Such is the disenchantment, such the bad faith that seeps from John le Carré's recent work that one now approaches his unsurpassed suspense thrillers with a mixture of keen pleasure and queasy impending doom. The author's characteristic late tone, barely masking its savage anger and moral lightlessness under a keen comic grasp of English speech and a dangerously poised theatricality that never hovers far from send-up, only heightens the agony. Which of these decent characters, you wonder, will be coerced first into selling his principles down the river? Which one will hold out longest against the implacable slow machine of international espionage? Will anyone escape the meat grinder?
A Most Wanted Man is le Carré's 21st book, and another winner. Why we think of this man as a popular novelist, still less a thriller writer, is beyond me: he's a subversive tragedian, selling us the things we'd least like to hear about the custodians of our liberty and only vaguely disguising them as entertainment.

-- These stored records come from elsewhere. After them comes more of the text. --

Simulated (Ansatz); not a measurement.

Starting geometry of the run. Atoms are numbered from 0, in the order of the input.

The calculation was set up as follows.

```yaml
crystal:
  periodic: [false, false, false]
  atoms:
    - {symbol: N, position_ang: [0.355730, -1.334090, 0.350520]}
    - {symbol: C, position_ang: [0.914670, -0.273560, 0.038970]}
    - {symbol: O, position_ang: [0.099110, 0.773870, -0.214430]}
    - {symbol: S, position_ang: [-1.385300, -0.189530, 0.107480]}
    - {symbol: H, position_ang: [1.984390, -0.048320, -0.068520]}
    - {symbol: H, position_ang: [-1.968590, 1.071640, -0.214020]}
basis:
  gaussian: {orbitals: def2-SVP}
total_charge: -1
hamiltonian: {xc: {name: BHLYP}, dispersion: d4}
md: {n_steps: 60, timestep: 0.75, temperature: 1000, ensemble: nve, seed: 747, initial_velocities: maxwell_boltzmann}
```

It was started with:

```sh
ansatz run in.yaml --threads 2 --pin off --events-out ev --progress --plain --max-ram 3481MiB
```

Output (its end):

The present novel is set in Hamburg, the former home of the 9/11 hijackers. This partly explains the worry of the contemporary German security services at the arrival of Issa Karpov, a stateless and badly beaten refugee who has materialised in Hamburg to reclaim a mysterious inheritance and devote himself to Islam. Caught up in the ensuing diplomatic thundercloud are Annabel, a young civil rights lawyer who determines to save Issa from deportation; Tommy Brue, an affable private banker with secrets, both corporate and personal, that he'd rather forget; and the angels and demons of the international spying community, who quickly identify Issa as the perfect live bait for an altogether bigger fish.
This is a book about political and private corruption, and its plot revolves around the most ferociously debated policies in terror- frighted Europe. I don't want to spoil the conclusion, whose utter predictability only adds to the sense of mounting dread, but let's just say that Clive Stafford-Smith and various other critics of US foreign policy are thanked in the credits. But le Carré handles his material with a rare lightness of touch that's absent from most contemporary portraits of counter-terrorism: as he's always done, he creates plausible, breathing characters whose conflict with the instruments of the state gives breath to his outrage without resorting to didacticism. Occasionally the mask slips: the portrayal of one particular CIA villain – the US having replaced the USSR as the le Carré antagonist of choice – veers close to caricature. But for the most part, this is black, brilliant, hypnotic stuff, and yet another reason to count le Carré among this country's very finest contemporary writers. Unhesitatingly recommended.